White Sox manager Rick Renteria challenged the ruling on the field, but it was upheld after replay review. Anderson had a brief conversation with umpire Joe West then went back to his position. Shortly thereafter, West ejected Anderson, who became irate.

After the game, Anderson said of West, via Vinnie Duber of NBC Sports Chicago, “I asked him a question, and he kind of got pissed at me. I asked him if he saw [Báez] reach for my leg in the replay. He asked me if I was going to argue that, and I said, ‘No, I was just asking a question.’ And after that I didn’t say anything else. He started barking at me. Kept staring me down. I gave him, ‘Why you keep looking at me?’ Did that twice and threw me out.”

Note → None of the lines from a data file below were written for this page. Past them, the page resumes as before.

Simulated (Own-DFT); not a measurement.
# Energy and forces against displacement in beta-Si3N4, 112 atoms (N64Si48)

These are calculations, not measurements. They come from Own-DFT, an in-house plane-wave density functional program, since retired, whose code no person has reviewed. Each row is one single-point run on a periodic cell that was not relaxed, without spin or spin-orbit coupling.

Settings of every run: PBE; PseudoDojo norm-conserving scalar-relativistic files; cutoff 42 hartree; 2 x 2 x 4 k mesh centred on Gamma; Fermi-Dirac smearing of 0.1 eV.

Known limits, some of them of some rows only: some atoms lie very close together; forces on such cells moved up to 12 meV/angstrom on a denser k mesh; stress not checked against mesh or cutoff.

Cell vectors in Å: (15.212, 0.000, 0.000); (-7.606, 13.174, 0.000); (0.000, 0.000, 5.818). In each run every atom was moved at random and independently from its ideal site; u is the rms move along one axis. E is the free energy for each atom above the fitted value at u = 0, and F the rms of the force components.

Anderson then said, “I don’t have much to say about him. Everybody knows he’s terrible. But I didn’t say much and he threw me out. It’s OK.” Anderson added about the play in which one can see Báez reach his arm out to interfere with Anderson, “Yeah, definitely. You could see it in the replay. That’s just one of the many that they missed in New York, I guess.”

Anderson’s criticism of West doesn’t come as a surprise. West has had a reputation as an instigator for decades. Major League Baseball almost never holds umpires accountable for their conduct on the field and some umpires, like West, take advantage of this knowledge.

It was a bittersweet ending for Anderson as he homered earlier in the game, becoming the first White Sox shortstop ever to have 20 home runs and 20 stolen bases in the same season. It’s just the sixth 20/20 season in White Sox history, joining Alex Ríos (2010, 2012), Ray Durham (2001), Magglio Ordóñez (2001), and Tommie Agee.

Anderson accounted for the only run the White Sox scored on Sunday against the Cubs with an RBI double. On the season, he’s hitting .243/.284/.412 with those 20 homers, 26 steals, 64 RBI, and 76 runs in 594 plate appearances.